DeepSDF – EyeVision

https://arxiv.org/abs/1901.05103

About

There are so many methods suggested to represent 3D shapes such as mesh, point cloud or volume. But these method is not so able to generate clean 3D shape. To address the issue, DeepSDF is suggested. It seems a bit old paper, but this idea is important even nowadays.

SDF

The Signed Distance Function (SDF) is a mathematical function used to describe the geometry of a shape in space. It assigns a scalar value to every point in the space based on the following rules:

\text{SDF}(\mathbf{p}) = \begin{cases} \text{Distance}(\mathbf{p}, \partial\Omega) & \text{if } \mathbf{p} \text{ is outside the shape,} \\ -\text{Distance}(\mathbf{p}, \partial\Omega) & \text{if } \mathbf{p} \text{ is inside the shape,}\\ \end{cases}\\ \text{SDF}: \mathbb{R}^3 \to \mathbb{R}, \quad \text{where } \mathbf{p} \in \mathbb{R}^3

Where:

$\mathbf{p} \in \mathbb{R}^3 )$ represents a point in three-dimensional space.
$\partial\Omega$ represents the boundary of the shape in $\mathbb{R}^3$ .
$\text{Distance}(\mathbf{p}, \partial\Omega)$ is the shortest Euclidean distance from $\mathbf{p}$ to the surface $\partial\Omega$ .

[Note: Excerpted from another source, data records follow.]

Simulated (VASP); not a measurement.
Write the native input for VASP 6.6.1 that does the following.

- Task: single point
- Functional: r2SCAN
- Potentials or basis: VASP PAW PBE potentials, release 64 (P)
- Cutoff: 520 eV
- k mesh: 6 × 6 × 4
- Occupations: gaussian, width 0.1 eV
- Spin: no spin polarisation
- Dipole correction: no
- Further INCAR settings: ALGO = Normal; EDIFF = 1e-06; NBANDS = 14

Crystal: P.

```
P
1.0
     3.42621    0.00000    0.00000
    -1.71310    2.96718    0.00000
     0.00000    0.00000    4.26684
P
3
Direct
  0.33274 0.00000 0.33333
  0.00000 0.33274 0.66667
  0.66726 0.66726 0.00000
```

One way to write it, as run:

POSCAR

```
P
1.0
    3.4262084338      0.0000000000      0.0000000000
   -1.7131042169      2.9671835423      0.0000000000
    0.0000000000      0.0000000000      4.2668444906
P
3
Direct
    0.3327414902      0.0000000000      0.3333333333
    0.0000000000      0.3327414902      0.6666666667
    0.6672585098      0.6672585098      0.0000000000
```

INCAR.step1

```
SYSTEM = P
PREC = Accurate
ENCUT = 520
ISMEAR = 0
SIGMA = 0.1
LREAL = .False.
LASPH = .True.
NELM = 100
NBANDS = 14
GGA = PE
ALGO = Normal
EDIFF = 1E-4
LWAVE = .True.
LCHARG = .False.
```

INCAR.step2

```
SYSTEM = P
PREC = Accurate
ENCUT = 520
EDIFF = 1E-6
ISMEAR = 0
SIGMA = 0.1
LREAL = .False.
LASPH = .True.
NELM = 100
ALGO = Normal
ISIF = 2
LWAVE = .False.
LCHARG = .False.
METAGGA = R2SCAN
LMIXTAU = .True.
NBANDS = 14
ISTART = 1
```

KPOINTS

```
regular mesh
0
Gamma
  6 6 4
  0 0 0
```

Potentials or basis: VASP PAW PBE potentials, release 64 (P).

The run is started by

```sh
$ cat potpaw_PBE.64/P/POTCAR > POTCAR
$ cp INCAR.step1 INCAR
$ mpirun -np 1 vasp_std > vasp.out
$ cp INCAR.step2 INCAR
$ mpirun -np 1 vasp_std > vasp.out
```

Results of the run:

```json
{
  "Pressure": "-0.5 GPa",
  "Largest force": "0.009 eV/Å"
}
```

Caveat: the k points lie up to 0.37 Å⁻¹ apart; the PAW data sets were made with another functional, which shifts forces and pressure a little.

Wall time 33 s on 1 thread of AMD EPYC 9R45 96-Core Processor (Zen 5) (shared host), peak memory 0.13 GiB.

Suppose we have an object in a space above (red area). The SDF takes negative values inside red area, and takes positive value outside (blue), and takes 0 on the boundary.

In DeepSDF, the function is going to export SDF values via Neural Network.

DeepSDF Optimization

By utilizing SDFs (Signed Distance Functions) in Deep Learning, various benefits can be achieved. For example, it becomes possible to obtain extremely smooth curves or handle complex shapes. But how can we optimize the networks?

The function that they optimized is here.

\begin{align} \arg\min_{\theta, \{z_i\}_{i=1}^N} \sum_{i=1}^N \left( \sum_{j=1}^K L\big(f_\theta(z_i, x_j), s_j\big) + \frac{1}{\sigma^2} \|z_i\|_2^2 \right)\\ L(f_\theta(x), s) = \left| \text{clamp}(f_\theta(x), \delta) - \text{clamp}(s, \delta) \right|\\ \text{clamp}(y, \delta) = \begin{cases} \delta & \text{if } y > \delta, \\ -\delta & \text{if } y < -\delta, \\ y & \text{otherwise.} \end{cases} \end{align}

where

$z_i$ is a latent variables
$f_\theta$ is NN which takes 3D points and latent code as input, and export SDF as output
N, K is the number of objects and points respectively

How to encode shape information?

I felt that the interesting part of DeepSDF is encoding parts. The function that encodes shape is NOT auto-encoder. The thing is that they do not use encoder, they just use decoder in their model which is so called Auto-Decoder. It means that latent variables is randomly assigned initially, and then is going to be trained.

Since the model does not have encoder, we need to embed shape information into latent space somehow? How do we do that? Actually, we can do MAP (maximum a posterior) estimation by minimizing below function.

\hat{z} = \arg \min_{z} \sum_{(x_j, s_j) \in \mathcal{X}} L(f_\theta(z, x_j), s_j) + \frac{1}{\sigma^2} \|z\|_2^2.

By optimizing this function using data itself, we can get embedded latent variables from shape information. But what is the advantage of using it?

In some problem settings, auto encoders are not able to embed shape information that has only a part of whole shape into suitable latent space since information is lacking. It means that the lacked information is handled as it is. Because of this point, we cannot use auto encoder based methods for reconstruction problems like recovering 3D shape from depth camera. This characteristic of algorithm is good for shape completion or shape restoration problems.

And also, they claimed that the the stochastic nature of the VAE optimization did not lead to good training results.